House Appropriators Scrutinize Air Force Fighter Plans


F-35A Lightning II fighter jets assigned to the 388th Fighter Wing's 4th Fighter Squadron taxi during Red Flag 19-1 at Nelllis AFB, Nev., Feb. 6, 2019. Air Force photo by R. Nial Bradshaw.

House appropriators this week are using the 2020 budget cycle to weigh in on the Air Force’s future force plans, calling into question the service’s fighter procurement strategy and arguing Congress needs a bigger say in the process.

“The committee does not view ‘The Air Force We Need’ analysis as a definitive solution to the Air Force’s requirements under the National Defense Strategy, or as a firm goal to guide immediate resourcing decisions, but rather as the first step of an iterative analytical, programming, and budgeting process to be undertaken in dialogue with the congressional defense committees,” according to the report accompanying the House Appropriations Committee’s fiscal 2020 defense spending bill.

Still, lawmakers concluded that the Air Force’s planned investments largely fall in line with the “Air Force We Need” blueprint, which DOD submitted to Capitol Hill earlier this year. Buying seven fifth-generation fighter jets for every one fourth-gen fighter strikes a “reasonable balance” between pursuing more capable aircraft and maintaining the size of the F-15 fleet, they added.
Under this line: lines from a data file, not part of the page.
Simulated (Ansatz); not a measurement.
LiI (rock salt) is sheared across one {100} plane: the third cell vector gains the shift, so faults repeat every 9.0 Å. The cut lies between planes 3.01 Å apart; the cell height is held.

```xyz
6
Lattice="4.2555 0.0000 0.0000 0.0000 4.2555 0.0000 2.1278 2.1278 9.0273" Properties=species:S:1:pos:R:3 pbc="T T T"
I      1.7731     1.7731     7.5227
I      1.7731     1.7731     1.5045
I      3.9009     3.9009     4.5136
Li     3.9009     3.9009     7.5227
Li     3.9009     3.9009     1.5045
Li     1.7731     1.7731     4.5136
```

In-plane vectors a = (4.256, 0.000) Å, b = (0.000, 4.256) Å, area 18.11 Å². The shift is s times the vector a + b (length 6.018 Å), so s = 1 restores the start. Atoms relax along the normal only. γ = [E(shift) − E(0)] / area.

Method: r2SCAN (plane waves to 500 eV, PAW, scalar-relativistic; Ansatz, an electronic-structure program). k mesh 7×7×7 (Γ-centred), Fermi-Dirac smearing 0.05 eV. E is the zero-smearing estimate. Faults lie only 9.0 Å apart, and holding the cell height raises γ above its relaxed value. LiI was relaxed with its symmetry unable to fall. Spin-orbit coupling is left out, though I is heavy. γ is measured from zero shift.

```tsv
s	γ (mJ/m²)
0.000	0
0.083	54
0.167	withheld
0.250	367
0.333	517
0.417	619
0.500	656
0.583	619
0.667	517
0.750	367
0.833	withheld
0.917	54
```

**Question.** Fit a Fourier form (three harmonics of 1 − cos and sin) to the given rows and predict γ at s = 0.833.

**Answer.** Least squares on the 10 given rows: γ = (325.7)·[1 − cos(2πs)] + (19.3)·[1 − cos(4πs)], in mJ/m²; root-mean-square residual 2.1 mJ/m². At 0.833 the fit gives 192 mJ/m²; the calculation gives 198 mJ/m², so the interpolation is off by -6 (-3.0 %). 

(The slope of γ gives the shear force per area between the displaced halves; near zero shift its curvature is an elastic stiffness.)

While an “unanticipated” request, recapitalizing the F-15C/D fleets with F-15EX would preserve Air National Guard units in California, Florida, Louisiana, Massachusetts, and Oregon, and would make “critical contributions” to carrying out the NDS, lawmakers wrote.

The HAC bill, released May 20, recommends the Air Force purchase 68 new fighters in 2020, including eight F-15EXs from Boeing for $985.5 million and 60 F-35As from Lockheed Martin for $5.1 billion. The Air Force asked for 48 Joint Strike Fighters in its budget request—plus another 12 in an unfunded priorities list—and eight F-15EXs.

HAC’s suggestion totals four fewer fighters than the 72 jets a year the Air Force says would achieve the goals of the National Defense Strategy and shrink the average fighter age from about 27 years to 15. The “Air Force We Need” envisions growing the department from 312 to 386 squadrons, including seven new fighter squadrons.

But the budget doesn’t reflect that ambition, appropriators said.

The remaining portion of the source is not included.